Limit Your Liability
- Choose an investigator who is licensed. A licensed investigator has been shown to be qualified, vetted, and demonstrated a minimum amount of experience to the state in which he/she is licensed. A licensed investigator eases the burden of due diligence on the client. Clients can be assured that a licensed investigator’s testimony at a hearing will not be disqualified due to felonies or other questionable histories in their background.
- Choose an investigator who is insured. An investigator with sufficient commercial automobile, professional liability, and errors and omissions insurance coverage will prevent liability from falling back to the client if an investigation goes wrong.
- Ask the investigators you use whether the information/documentation they provide will be able to withstand the scrutiny of opposing counsel. Is the documentation accurate, factual, and unbiased? Was the information/documentation obtained in a legal manner? Information is of no benefit in a legal setting if it cannot withstand scrutiny and cannot be entered into evidence for a case.
- Do your investigators adhere to applicable laws during the process of the investigation? Do they adhere to ethical standards set forth by state and national investigative associations? Does the investigator use ‘baiting’ methods by contacting represented claimants, and are they aware of the difference between surveillance and harassment/stalking? Investigators who do not take into consideration trespassing, expectation of privacy, FCRA compliance, etc. will surely increase the liability to their clients. For insurers, an improper investigation can even increase the risk for bad faith claims against those insurers.
- Ask your investigator if the equipment he/she uses can withstand legal scrutiny. Was a GPS tracking device improperly/illegally used on your case? Will the video/photo equipment be able to display date and time stamped footage? Will the video/photo equipment be able to document footage which cannot be easily modified, edited, or otherwise altered? Improperly used equipment can result in increased liability.

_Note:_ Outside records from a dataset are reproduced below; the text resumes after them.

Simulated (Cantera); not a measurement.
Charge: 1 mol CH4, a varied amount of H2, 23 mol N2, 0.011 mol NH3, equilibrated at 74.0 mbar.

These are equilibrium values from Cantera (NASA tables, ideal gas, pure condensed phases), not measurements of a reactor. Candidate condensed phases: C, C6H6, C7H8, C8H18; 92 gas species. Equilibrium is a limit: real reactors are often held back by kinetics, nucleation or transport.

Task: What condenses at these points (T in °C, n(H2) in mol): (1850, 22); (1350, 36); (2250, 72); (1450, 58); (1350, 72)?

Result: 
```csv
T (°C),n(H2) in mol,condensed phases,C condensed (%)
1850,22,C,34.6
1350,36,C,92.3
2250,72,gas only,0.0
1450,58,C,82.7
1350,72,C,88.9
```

- Make sure your investigator is aware that he/she is a representative of you, the client. Know your investigator and do not tolerate investigator misconduct with your cases. Your investigators should conduct themselves in a professional manner from beginning of the case to the end. Does the investigator reflect well on you in a legal setting? Believability and credibility in the eyes of a judge/jury are dramatically affected by an investigator who is professionally dressed and conducts him or herself in a professional manner.